DC Cab Drivers Still Up to No Good

Let me start off by saying, "Preach on, brother. Preach on." A pro-DC blogger, David Alpert, was getting the moron treatment from a cabbie and Alpert handled it by the book. When a cab driver refused to drive him to an undesirable location, Alpert called the Passenger Rights hotline and asked for the driver's license number. When the driver refused to let him see his information, Alpert ended up on with a supervisor. And by supervisor, I mean Leon Swain. The guy in charge of the whole shebang.

Alpert got his ride and it was made clear that the driver was going to be in the doghouse.

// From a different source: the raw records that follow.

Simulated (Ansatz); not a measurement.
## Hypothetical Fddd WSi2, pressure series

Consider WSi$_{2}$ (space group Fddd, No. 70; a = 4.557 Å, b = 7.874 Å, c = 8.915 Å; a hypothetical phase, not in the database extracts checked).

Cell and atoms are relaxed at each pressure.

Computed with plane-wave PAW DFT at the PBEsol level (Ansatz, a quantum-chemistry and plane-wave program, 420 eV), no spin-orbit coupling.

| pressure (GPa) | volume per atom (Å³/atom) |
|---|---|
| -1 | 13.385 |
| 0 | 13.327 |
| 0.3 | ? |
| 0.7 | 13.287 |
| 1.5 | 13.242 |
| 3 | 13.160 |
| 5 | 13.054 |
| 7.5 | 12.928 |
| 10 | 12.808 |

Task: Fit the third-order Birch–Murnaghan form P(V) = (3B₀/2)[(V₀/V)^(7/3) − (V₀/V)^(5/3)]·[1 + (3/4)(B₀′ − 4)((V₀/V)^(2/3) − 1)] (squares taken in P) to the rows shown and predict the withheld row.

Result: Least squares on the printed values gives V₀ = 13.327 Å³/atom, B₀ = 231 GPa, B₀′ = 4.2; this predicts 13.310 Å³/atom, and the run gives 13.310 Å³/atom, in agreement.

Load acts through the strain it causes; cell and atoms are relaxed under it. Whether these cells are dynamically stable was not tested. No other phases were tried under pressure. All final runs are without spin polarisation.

So, congratulations to David Alpert for doing everything by the book. But I can't shake the feeling that he still doesn't quite understand the problem. First the cabbie fucked up by refusing to drive Alpert where he wanted to go in the city after he got into the cab. Then he doubly fucked up by refusing to let Alpert see his information. Then he triply fucked up by telling Swain that he didn't want to drive Alpert unless he got the fare in advance. Drivers can do that, but that wasn't the issue at hand. So three fuck-ups. Major ones. And Alpert admits he's heard of these horror stories through the Internets.

Yet his sentiment is that he hopes that the driver didn't get into too much trouble. What? The driver was a liar and a crook. He certainly had no interest in obeying DC's taxi laws. Why would one hope that he didn't get in trouble?

"Will this driver face actual penalties? I don't really care. I didn't want to ruin his day..."

What!? Well, I care on your behalf. I want this guy off the street. He works in bad faith. Not everyone is willing to put themselves on the line for bullshit like this. For everyone who is willing to sit in the backseat and complain about a driver who is sitting three feet away or who is willing to loudly boycott a Subway over trying to extort an extra 11 cents, there are a hundred people who would just leave the cab or pay the extra money or whatever. The timid need protection too.

If people don't get outraged by this, especially when they know that many DC cabbie's share these habits, then what's the point?


  1. I feel like 'outraged' might be a bit much. But still... Refusing to take people places is a giant pain in the ass (and, of course, illegal). I've had cabbies refuse to take me to the car impound in SE (when my bf's car was towed), which sucked but I got, and also to refuse to take me to my old house in Foxhall on a Saturday night (which is extra stupid, because I lived 5 minutes from M Street where the guy could have picked up plenty of fares).

    Both times I should have called and complained, but I was more focused on getting where I was going. I've had some really great cabbies in DC, but plenty also seem to feel really freakin' entitled.

  2. DC cabbies need tough love. When in a taxi, I ask the driver if he participated in the strike last Halloween. If he did--no tip.

  3. Like Lauren, I've had a similar experience trying to take a cab to the DC impound lot. I was new to DC so I didnt realize I needed to invoke a "passenger rights" law to get a fucking 6 mile cab ride. So I slashed his tires.

  4. Actually, the driver *is* permitted to require the fare in advance. It's one of the things listed on that Passengers' Rights sign (in the Drivers' Rights section). The driver did, however, lie when he told Swain that wanting the fare in advance was the reason for refusing to take me, since I had no problem obeying that rule and paying in advance.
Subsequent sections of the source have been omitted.